Birdsongs have inspired humans and informed musical compositions, cultures and other art forms for centuries. This interactive music composition focuses on virtual representations of birds and nature (gardens, flowers and fruits), and how, in combination with virtual musical instruments (a four-stringed Asian lute), can provide new forms of musical expression at the intersections of interactivity, composition and storytelling.
Although composition scholars have created effective interactive virtual instruments (Hamilton and Platz “Carrillon”, 2016) and versatile virtual spatialisation tools (Dolphin “Cyclical Flow”, 2011), no musical work exists that combines such levels of interactive technology readiness, with a focus on the creative and intellectual advance of musical composition methods, informed by musical repertoire (mimicking birdsongs and forms of interaction with nature).
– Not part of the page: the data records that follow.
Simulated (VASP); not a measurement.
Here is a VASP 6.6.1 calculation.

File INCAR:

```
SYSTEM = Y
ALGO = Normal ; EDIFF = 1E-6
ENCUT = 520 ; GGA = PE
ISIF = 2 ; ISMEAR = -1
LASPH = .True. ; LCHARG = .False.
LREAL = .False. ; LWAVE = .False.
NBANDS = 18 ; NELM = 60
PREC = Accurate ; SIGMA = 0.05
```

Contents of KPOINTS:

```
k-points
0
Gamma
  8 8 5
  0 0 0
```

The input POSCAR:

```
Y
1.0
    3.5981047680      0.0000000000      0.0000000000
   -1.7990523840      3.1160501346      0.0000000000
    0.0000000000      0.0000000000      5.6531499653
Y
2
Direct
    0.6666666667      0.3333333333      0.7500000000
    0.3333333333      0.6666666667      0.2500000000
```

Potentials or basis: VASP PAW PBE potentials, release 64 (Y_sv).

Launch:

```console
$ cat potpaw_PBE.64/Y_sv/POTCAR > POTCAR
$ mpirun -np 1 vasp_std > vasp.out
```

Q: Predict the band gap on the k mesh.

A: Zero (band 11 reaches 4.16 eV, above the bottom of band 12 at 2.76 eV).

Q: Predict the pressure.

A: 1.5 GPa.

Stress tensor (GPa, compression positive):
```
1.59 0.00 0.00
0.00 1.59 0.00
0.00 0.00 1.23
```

The research journey ineludibly starts with Messiaen's 1950's birdsong-inspired works and papers (HOLD, 1971; DEMUTH, 1960; HILL, 1994). It goes further by investigating how immersive technologies involving the Real, Virtual and Augmented (Climent, R., Pilkington, M., Mesárošová, A. , 2016) can match levels of musical expression found in related compositions. For instance, “Réveil des Oiseaux”, “Oiseaux Exotiques” and “Catalogue d'oiseaux (for piano)”; or Jonathan Harvey's “Bird Concerto with Pianosong”, often seen as successful choreographies of birdsong spectra via acoustic instruments. Furthermore, it explores how navigating the threshold between interactivity and storytelling can become a catalyst to construct form, embrace cultural meaning and to unfold the piece's sonic narrative. The storyline is informed by Master Zhuang, a 4th century BC Daoist philosopher, whose parables and folktales were often typified as a discussion between imaginary and/or real characters, as in this composition.
The syrinx interactive system is fully documented as a separate technical paper at OuvirOUver Journal; Climent, R.(2016), commission and published by Federal University of Uberlandia, Brazil.